Orange County not perfect, but optimistic

Aug. 28, 2014 @ 05:51 PM

Some statistics are still bleak for Orange County on Tuesday morning, but overall many things are looking up for the area, according to the seventh annual State of the Community Report.
Chapel Hill-Carrboro Chamber of Commerce President and CEO Aaron Nelson painted an optimistic picture regarding many areas, including population growth, education and wealth within the county.
The report, sponsored by the Triangle Community Foundation and given at the Friday Center for Continuing Education, focused on how Orange County stacked up in comparison to other counties and the state as a whole.

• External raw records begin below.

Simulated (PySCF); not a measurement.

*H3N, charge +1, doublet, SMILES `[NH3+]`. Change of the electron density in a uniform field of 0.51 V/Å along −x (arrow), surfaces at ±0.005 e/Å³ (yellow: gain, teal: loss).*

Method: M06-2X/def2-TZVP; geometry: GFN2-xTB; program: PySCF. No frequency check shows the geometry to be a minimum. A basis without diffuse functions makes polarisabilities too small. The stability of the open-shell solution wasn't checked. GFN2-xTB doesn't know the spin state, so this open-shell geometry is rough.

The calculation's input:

It also zeroed in on progress. “We want to show you longitudinal data,” Nelson said, explaining that numbers don’t mean anything unless change is tracked over time.
More than 20,000 people moved to Orange County over the past decade, Nelson said. This population growth was higher than the state average, and the county is projected to add almost 17,000 more people by 2025.
Despite the population growth and the potential for overcrowding, education was still a bragging point for Chapel Hill-Carrboro City Schools, Nelson said.
“We have what we believe to be the best school district in the state of North Carolina,” he said, showing that the percentage of students who passed both their reading and math end-of-grade tests was double the percentage who accomplished the feat in Durham.
However, the school system wasn’t infallible. The pass rates for African-American, Hispanic and economically disadvantaged students were very low.
“This is what we’re talking about with the achievement gap,” Nelson said.
Education wasn’t the only area where a disparity was seen. Out of 100 North Carolina counties, Orange County was first in per capita income. But the county still has 15.4 percent of its children living in poverty.
Although the number is lower than surrounding counties and has been on the decline, Nelson said, there are still more than 4,000 poor children living in the richest county unable to afford its great resources.
But it wasn’t all bad news. Since 1991, the number of OWASA customers has doubled, but the amount of water used is holding steady. This statistic shows how community members are great stewards of natural resources, Nelson said.
And the good news took on an even lighter tone in some categories.
“It’s happy news that Chapel Hill has a 90 second shorter commute than the state average,” Nelson said.